Thursday, September 15, 2005

More suffering caused by Bush

So much for helping the poor.

The president’s friends get No bid NO LIMIT contracts for the death and destruction that his incompetence caused and he has the sickening nerve to screw the very people that will do the rebuilding, those that need it most. It’s shameful, especially when you understand that the contracts awarded in this disaster are valued at WHATEVER the contractor bills to the Feds…NO LIMITS. Every dollar saved by under paying workers go right into Dick Cheney’s pocket.
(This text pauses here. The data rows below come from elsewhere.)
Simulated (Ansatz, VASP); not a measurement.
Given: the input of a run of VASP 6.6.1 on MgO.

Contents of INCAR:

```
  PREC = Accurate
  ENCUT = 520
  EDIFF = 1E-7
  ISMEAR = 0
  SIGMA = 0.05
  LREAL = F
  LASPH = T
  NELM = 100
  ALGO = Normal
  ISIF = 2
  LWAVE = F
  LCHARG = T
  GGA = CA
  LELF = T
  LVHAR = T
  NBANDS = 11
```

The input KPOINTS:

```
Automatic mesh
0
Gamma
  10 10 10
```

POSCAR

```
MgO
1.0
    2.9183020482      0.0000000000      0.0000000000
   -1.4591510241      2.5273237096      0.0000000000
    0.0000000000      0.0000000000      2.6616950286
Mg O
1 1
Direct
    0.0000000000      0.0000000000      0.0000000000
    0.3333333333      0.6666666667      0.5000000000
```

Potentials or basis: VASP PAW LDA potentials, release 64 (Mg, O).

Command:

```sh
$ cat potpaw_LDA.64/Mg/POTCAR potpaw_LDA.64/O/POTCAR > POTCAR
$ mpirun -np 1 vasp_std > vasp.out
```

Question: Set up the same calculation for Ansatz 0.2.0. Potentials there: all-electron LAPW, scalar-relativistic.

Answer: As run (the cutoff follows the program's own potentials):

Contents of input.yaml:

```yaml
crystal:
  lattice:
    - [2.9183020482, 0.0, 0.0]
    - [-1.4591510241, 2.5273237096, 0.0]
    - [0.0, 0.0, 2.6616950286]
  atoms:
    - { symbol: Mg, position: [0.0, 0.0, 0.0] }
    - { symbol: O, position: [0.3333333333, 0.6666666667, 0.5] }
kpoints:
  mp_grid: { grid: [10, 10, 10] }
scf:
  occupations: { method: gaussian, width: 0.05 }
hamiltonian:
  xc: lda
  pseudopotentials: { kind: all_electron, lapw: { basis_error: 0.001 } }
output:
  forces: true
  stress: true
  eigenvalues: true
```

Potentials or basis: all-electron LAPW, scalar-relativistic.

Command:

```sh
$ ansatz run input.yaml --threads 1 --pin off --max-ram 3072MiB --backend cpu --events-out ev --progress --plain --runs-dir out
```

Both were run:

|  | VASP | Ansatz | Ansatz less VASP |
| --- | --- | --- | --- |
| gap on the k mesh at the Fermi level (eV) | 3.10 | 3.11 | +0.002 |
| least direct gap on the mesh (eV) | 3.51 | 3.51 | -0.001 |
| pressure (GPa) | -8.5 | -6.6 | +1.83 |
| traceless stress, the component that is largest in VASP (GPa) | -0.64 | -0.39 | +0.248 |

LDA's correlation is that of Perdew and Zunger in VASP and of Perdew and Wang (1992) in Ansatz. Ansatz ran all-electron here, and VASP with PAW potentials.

Sickening, but typical for this incompetent lame excuse for a President

09/12/2005Bush Suspends Prevailing-Wage Law in Katrina Zone

The Davis-Bacon Act, which requires federal contractors to pay the prevailing or
average pay in the region, has been suspended in the Hurricane Katrina-damaged
areas of Alabama, Florida, Louisiana, and Mississippi by President Bush.
In a
letter to Congress, Bush said he has the power to suspend the law because of the
national emergency caused by the hurricane. "I have found that the conditions
caused by Hurricane Katrina constitute a 'national emergency,' " he wrote.
He went on to justify the decision by claiming that Davis-Bacon--enacted in
1931, amid the Great Depression--increases construction costs. Suspending it, he
said, "will result in greater assistance to these devastated communities and
will permit the employment of thousands of additional individuals."
The
Washington Post reports that Bush's action "infuriated labor leaders and their
Democratic supporters in Congress, who said it will lower wages and make it
harder for union contractors to win bids."
AFL-CIO President John J. Sweeney
denounced the Bush announcement as "outrageous."
"Employers are all too
eager to exploit workers," he said. "This is no time to make that easier. What a
double tragedy it would be to allow the destruction of Hurricane Katrina to
depress living standards even further."
House Democratic Leader Nancy Pelosi
noted that the Davis-Bacon Act was signed into law at "a time when scurrilous
employers were taking advantage of the desperation of American workers to care
for their families. At that time, and for more than 70 years since then, the
federal government has demanded that when taxpayer money is spent, workers
should be paid a livable wage.
"But today," she continued, " the Bush
Administration demonstrated the latest example of its anti-worker agenda, with
an executive order rescinding the requirements of the Davis-Bacon Act for areas
hit by Hurricane Katrina. That means that as workers return to their lives and
livelihoods on the Gulf Coast, the Bush Administration wants to use federal
money to exploit them by paying less than the prevailing
wage."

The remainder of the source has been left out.